From “The Ed Tech Startup Space” assignment in EdStartup 101:
In writing, in video, or in an image (or in a combination of media!) tell us what you thought about these companies [ClassDojo, Clever, Codecademy, Coursera, Degreed, Dreambox, Goalbook, Instructure, Knewton] and emerging trends [from the Horizon Report]. Which ones were the most exciting to you? How do they relate to your idea for a startup? What did you see or hear that you hadn’t expected? What had you expected to see or hear that you didn’t?
I’m familiar with several of these companies, and, indeed, work for one of them. So rather than revisit each and review, I’m going to focus on a few that are most compelling: Knewton, Capella, and Degreed (in another post)
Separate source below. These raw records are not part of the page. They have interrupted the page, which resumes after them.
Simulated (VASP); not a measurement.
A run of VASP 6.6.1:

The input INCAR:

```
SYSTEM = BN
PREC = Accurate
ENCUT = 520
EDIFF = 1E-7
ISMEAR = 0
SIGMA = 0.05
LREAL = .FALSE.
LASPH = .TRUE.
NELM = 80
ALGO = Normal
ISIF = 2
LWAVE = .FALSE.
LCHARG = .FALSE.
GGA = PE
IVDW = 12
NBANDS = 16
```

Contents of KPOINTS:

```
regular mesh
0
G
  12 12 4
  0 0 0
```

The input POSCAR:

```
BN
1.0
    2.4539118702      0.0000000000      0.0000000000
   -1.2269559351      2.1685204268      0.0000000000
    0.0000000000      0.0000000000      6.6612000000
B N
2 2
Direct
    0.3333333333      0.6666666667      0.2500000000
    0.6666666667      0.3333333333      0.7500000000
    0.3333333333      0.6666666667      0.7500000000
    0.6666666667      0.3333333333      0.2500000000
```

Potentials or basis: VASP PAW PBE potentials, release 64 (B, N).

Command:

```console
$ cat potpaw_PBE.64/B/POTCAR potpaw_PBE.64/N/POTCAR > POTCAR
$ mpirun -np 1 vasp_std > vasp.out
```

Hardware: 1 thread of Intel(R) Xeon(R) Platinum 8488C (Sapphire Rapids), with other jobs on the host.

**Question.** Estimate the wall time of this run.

Knewton has taken on misleadingly simple idea of adaptive learning in a big way by building out a platform specifically tailored for this purpose. Too often, “adaptive learning” is coupled with theories of multiple intelligences or learning styles. Knewton seems more interested in adaptive learning that provides individualized instruction, feedback, and assessment based on the learner’s current performance ability. Because of the inherent complexity of this kind of play-by-play analysis, it has seemed an ideal adaptation of computer technology. So it’s surprising, but also exciting, for me to hear Knewton talk about adaptive learning beyond the two-dimensions of adaptive testing.
Unfortunately, I’ve not had a chance to see Knewton in action, so I can’t say how well they are fulfilling the promise. By partnering with Pearson, they seem to be positioning themselves as content providers more than simply a platform. Indeed, the $33M invested by Pearson suggests that the UK-based textbook publisher will be navigating–if not driving–the Knewton platform in the foreseeable future.
Like Knewton, Coursera is also providing a platform specifically for the delivery of learning content, however it’s approach is quite different. Knewton’s corporate partnership with Pearson encourages a very closed, protected system. The whole point of Coursera is to be “open”. At least, Coursera wants to open up access to formal/informal, large-scale course experiences for the entire world. Anyone, anywhere can sign up for a Coursera course (a kind of MOOC), and not only access course material for free (see also OCW and OER), participants can engage in learning activities with either automated or crowd-sourced feedback.
And whereas Knewton is delivering content produced in partnership with Pearson, Coursera is deliving content produced by major academic institutions (it’s not clear if these institutions are gaining more from Coursera than simply great press through the deal).
Whereas Knewton’s business model is obvious: gain income by piggybacking on an existing school necessity (the textbook), Coursera’s is less clear. With over $22M in investor capital, it’s too simplistic to think that pure altruism motivates Coursera–at least, not on the level that it clearly defines similar efforts like University of the People. Most speculation points to the idea that Coursera will, at some point, either charge for enhanced online course experiences, or for assessment and certification (similar to what Udacity has begun to do, with Pearson, coincidentally), or for possible licensing by schools who want a tight integration with their campus systems and curricula, or simply as a feeder into the sponsoring schools, where Coursera takes a cut. Most likely, Coursera has recognized the value of existing in the open online course space, and wants to dominate it–it will figure out the business model later. There are a lot of possibilities here, but most remain vague and largely untested.